Max LTC: 95% (non-profit), 75% (for-profit)

Intake: Rolling (continuous application)

ACLP is the cornerstone of affordable housing finance in Canada. Its combination of below-market interest rate, 50-year amortization, and reduced debt coverage ratio creates a compounding advantage that dramatically increases borrowing capacity. As demonstrated in Chapter 6, ACLP can increase mortgage capacity by approximately 60% compared to conventional financing.

Eligibility Requirements

Application Complexity

ACLP applications require detailed project documentation including architectural drawings, environmental assessments, financial pro formas, and construction cost estimates. The application process typically takes 8–16 weeks from submission to conditional commitment. Projects with non-profit sponsors and strong municipal support receive priority consideration.

Build Canada Homes (BCH)

Program at a Glance

Type: Capital grants for new construction

Amount: $40,000–$70,000 per unit (typical $55,000)

Eligibility: New construction, affordable rents, non-profit or municipal sponsor preferred

Intake: Rolling

BCH provides direct capital grants that reduce the total cost of a project. Unlike loans, grants do not need to be repaid and do not generate debt service obligations. This makes BCH particularly valuable for projects targeting deeper affordability levels (30–50% AMI) where rent revenue is most constrained.

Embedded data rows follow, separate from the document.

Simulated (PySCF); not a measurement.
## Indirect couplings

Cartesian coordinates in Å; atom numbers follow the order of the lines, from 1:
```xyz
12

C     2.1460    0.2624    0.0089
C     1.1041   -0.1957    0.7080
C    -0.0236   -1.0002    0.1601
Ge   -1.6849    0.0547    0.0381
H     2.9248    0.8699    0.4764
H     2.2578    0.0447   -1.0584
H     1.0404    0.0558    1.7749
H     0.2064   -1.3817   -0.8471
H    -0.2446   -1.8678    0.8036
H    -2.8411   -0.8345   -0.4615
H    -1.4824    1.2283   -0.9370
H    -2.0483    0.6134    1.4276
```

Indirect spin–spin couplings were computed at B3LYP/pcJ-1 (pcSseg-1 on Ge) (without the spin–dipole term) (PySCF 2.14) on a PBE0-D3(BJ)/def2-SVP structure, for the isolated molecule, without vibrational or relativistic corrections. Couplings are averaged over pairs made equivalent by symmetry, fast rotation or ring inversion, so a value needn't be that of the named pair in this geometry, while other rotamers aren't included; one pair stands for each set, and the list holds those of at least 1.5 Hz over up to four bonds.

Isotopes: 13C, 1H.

Exhibit 8.1 BCH Funding Scenarios by Project Scale
Project Size Min BCH ($40K/unit) Typical ($55K/unit) Max BCH ($70K/unit)
6 units (Sixplex)$240,000$330,000$420,000
10 units (Small Apt)$400,000$550,000$700,000
24 units (Mid Apt)$960,000$1,320,000$1,680,000
54 units$2,160,000$2,970,000$3,780,000

Housing Accelerator Fund (HAF)

HAF represents a new model of federal-municipal partnership. Rather than funding individual projects, HAF provides funding to municipalities that commit to systemic reforms — zoning changes, approval process improvements, and housing supply targets. Four Nova Scotia municipalities have active HAF agreements.

Exhibit 8.2 Nova Scotia HAF Agreements — Commitments and Targets
Municipality Funding Units Key Reform Actions
Halifax Regional Municipality $79.3M 2,600 Eliminate single-family-only zoning; allow 4 units as-of-right; streamline approvals; reduce parking minimums
Pictou County (5 towns) $5.6M 190 Multi-municipality joint planning; shared housing coordinator
West Hants Regional Municipality 560 Housing Action Plan adopted; zoning amendments; municipal land inventory
Town of Antigonish $1.3M Student housing focus; R-3/R-4 zone expansion
Source: Infrastructure Canada HAF agreements, 2024

Green Municipal Fund (GMF)

Program at a Glance

Type: Loans (up to $10M) and grants (up to $1M) for sustainable municipal projects

Eligibility: Municipal or municipal-affiliated sponsor; sustainability criteria

Focus: Energy-efficient buildings, climate resilience, environmental assessment

Note: GMF is administered by the Federation of Canadian Municipalities (FCM)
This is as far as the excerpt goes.